Diversity Club Helps Students Adapt to New Life at School


E. Lawson/staff

Diversity Club students meet for their second time this school year

Will Stanton, Editor

  For students coming from a different county, learning a new language and adapting to a whole different culture can present an intimidating challenge. English teachers Heidi Gregory and David Richardson co-advise the Diversity Club which exists to help students, whether they are immigrants, exchange students, refugees, or people from Traverse City looking to learn more about cultures.

  “Culture shock can be overwhelming no matter what age you are. On top of trying to learn a new language and coming to a high school this big, it can be absolutely terrifying,” Gregory said. “So I think it’s essential for those students who fall into those categories to have something like that where they can make connections and friendships and feel welcome.”

  The Diversity Club doesn’t only help students adjust to life here at school, but allows people from all different backgrounds to learn more about different cultures and traditions that they might not otherwise be exposed to.

  “Every week, you can come in the morning and you can learn about other places. You can hear students talk about their experiences, and hear students talk about other languages,” Richardson said. “You can come and just meet weekly and develop friendships and be in community with people from all over the world with diverse perspectives.”

  Kateryna Nitsenko is a senior from Ukraine who has been helped by the Diversity Club.

  “It’s easier because I found people who are not from this country and who are here for five or ten weeks and we can share our problems together,” Nitsenko said. “I can tell them about how I feel and how I am and it is easier with people who are in the Diversity Club.”

  The symposiums the club has hosted in previous years helped inform students of different types of life, whether they were a part of the club or not.

  “The students who were involved in it had a place where their voices were heard where they felt empowered. And at the same time, the population here at school had a chance to listen to individual voices and hopefully increase their compassion and empathy and understanding for all different types of people, which is a great way to prepare them for the real world as well,” Gregory said.
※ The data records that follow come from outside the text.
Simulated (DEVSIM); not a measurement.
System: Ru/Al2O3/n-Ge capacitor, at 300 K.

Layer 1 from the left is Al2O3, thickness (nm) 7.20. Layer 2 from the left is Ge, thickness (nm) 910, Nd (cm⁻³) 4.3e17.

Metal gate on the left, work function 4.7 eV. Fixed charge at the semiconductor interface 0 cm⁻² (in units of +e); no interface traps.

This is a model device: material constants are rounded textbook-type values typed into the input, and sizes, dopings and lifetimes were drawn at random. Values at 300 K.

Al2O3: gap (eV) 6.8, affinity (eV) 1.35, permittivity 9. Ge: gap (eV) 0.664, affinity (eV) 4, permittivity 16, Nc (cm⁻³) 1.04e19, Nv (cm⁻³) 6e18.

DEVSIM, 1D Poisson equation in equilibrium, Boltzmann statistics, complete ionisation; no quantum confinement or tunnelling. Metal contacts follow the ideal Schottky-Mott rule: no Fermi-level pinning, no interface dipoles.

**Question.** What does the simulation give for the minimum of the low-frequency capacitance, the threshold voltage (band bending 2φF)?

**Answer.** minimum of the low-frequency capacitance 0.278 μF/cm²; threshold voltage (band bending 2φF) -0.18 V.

  Richardson encourages students to join the club Thursday mornings at 7:30 a.m. in B102 to learn more about the different cultures within Traverse City.

  “You may not realize it, but Traverse City is an international city. There are people here from all over the world and they have tremendous things that we can learn about. So come and realize the diversity we have here, get to know people from all over and it’s going to enrich your life,” Richardson said.